News of the attack no doubt had particular meaning for those who had heard Daniel when he was the guest speaker at the Second Annual Pride Day Observance at Fort Hood back in June.

“Celebrating Victories That Have Affirmed Freedom and Fairness,” read the poster for the event.

As reported by the Fort Hood Sentinel, Daniel described some of his experiences in the not so long ago days of “Don’t Ask, Don’t Tell.”

“I kept everyone at arm’s length so they wouldn’t suspect anything,” he told the gathered soldiers. “Like any good platoon leader, I knew everything about my soldiers and NCOs—from their weapons range scores to their kids’ names to when they had doctor’s appointments—but they didn’t know anything about my private life…at times I felt isolated.”

He went on: “I worked hard to prove myself, though, so no one would question my right to belong. I took on tough assignments on deployment and worked to prove myself in infantry training and at Ranger school. Still, I worried a lot about secrecy and worked hard to hide my relationships from co-workers.”

He said that he and Larry had not been seeking to make history when they got married at West Point.

“We didn’t think anyone would take notice of our small private ceremony,” he said. “Many interpreted our wedding as a symbol that the country and the military had achieved a milestone in gay rights…We received so many letters from soldiers who were still closeted or afraid, or soldiers just thanking us.”

He spoke of the importance of people in the LGBT community sharing their experiences.
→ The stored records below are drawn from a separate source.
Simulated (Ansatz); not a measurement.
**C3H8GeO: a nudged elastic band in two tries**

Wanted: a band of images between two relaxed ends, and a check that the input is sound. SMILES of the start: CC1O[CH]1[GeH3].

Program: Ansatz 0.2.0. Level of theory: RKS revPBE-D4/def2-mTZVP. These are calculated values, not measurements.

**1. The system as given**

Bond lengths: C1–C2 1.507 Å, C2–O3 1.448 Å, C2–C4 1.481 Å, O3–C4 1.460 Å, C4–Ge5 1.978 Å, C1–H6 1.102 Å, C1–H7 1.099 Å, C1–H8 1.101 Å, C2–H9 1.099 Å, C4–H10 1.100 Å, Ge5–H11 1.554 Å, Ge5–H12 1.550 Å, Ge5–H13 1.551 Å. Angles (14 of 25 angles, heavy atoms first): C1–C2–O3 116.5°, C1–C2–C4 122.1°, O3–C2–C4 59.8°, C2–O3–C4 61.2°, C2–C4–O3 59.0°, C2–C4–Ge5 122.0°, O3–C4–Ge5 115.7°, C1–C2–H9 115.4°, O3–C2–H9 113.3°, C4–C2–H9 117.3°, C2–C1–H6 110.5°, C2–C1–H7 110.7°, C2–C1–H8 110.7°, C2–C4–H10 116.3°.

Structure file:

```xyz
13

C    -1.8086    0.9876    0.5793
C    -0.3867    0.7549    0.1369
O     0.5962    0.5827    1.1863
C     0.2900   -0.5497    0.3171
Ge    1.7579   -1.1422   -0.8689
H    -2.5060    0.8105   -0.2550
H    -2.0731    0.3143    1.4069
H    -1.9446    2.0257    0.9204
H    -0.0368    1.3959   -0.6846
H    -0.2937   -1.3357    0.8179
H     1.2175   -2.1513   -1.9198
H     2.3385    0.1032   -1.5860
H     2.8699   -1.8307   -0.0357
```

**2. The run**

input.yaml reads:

“We need to know our own history if we hope to progress forward,” he said. “If anyone understands the importance of history, it’s soldiers. We know that without understanding our history, we’re more likely to repeat past mistakes. We know that history can not only provide wisdom and guidance, but also inspiration.”

He spoke of the all-black regiments of “Buffalo Soldiers” and of the trailblazing Women’s Army Air Corps.

“They stood for a freedom that they did not yet know themselves,” Daniel said. “Their stories are of citizens so committed to their country that they served despite having an unequal [path].”

Those stories are now joined by the stories of the LGBT soldiers. The end of “Don’t Ask, Don’t Tell” was another step toward true American greatness, just as were the end of official segregation in the military and the significant progress toward equality for women.

This past March 11, Daniel posted a photo of a white military gravestone bearing the name of a West Point classmate. Captain Sara Knutson Cullen was a 27-year-old helicopter pilot and Bronze Star recipient who was killed on that date in 2013 in Afghanistan.

She had been a high school junior when she happened to visit West Point on the day before 9/11. She died in a war that had still not ended a dozen years later, that has still not really ended even now.

Yet if the country had stumbled into another quagmire and if the economy had faltered and if too many jobs had been outsourced and if gun violence was out of control, there had indeed been victories for fairness and freedom. Cullen’s commander in chief when she died was black. And the comrade who remembered her by posting a picture of her grave is a man who married another man at West Point in a ceremony such as the Supreme Court has since ruled to be protected by the law.

When Donald Trump says we need to make America great again, he is saying there was once a time when America was a stronger and better nation.

But however much work is still to be done, there is no denying that America has never been a better place to be gay or female or black or a person of any persuasion who believes in equality.

Therein is the promise of riches beyond the measure of money. And as we grow stronger in acceptance and tolerance and bonding is proof that the structure to admire most is not a tower that rises above everybody but a bridge that reaches from one to another.

Of course there is still much to be done, and better does not mean good enough. Racism remains a challenge for all decent souls, as does sexism. And Daniel speaks of the gay service members who remain fearful.

“The fact that we still have soldiers in the Army today too afraid to leave the closet should motivate us to continue down the path toward greater acceptance and change,” he said in his speech.

And then there are bigots such as the one who attacked Daniel and Larry in the corner store. The cops are all but sure to make an arrest, but there will still be too many more like him.

What Trump and the rest of us should be saying is this:

We need to make America even greater.